Last Updated: 6 April 2021

Watts and Commissioner of Taxation (Taxation) [2021] AATA 758 (3 March 2021)

Division: TAXATION AND COMMERCIAL DIVISION

File Number(s): 2020/6441

Re: Laurence Michael Watts

APPLICANT

And Commissioner of Taxation

RESPONDENT

DECISION

Tribunal: Deputy President Bernard J McCabe

Date: 3 March 2021

Place: Brisbane

  1. The applicant does not have standing to review the objection decision in question.

  1. This application is dismissed under s 42A(4) of the Administrative Appeals Tribunal Act 1975 (Cth).

........................................................................

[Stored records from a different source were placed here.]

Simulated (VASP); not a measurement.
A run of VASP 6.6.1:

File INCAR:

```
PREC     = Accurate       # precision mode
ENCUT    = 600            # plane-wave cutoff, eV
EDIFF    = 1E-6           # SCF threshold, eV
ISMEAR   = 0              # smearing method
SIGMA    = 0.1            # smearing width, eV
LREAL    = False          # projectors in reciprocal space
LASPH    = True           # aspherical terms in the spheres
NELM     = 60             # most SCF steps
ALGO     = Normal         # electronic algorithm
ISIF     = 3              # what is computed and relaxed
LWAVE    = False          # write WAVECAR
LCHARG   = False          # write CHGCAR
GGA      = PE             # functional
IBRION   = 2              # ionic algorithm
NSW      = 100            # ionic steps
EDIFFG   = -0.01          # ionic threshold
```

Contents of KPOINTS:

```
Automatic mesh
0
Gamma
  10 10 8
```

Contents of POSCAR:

Bernard J McCabe, Deputy President

Catchwords

Practice and procedure – whether decision that is subject of the application is reviewable – whether applicant has standing to bring an application on behalf of a company that has been wound-up – whether applicant has standing to seek review of the issuing of Superannuation Guarantee Charges and Director Penalty Notices – the applicant does not have standing – application dismissed.

Legislation

Administrative Appeals Tribunal Act 1975 (Cth)

Superannuation Guarantee (Administration) Act 1992 (Cth)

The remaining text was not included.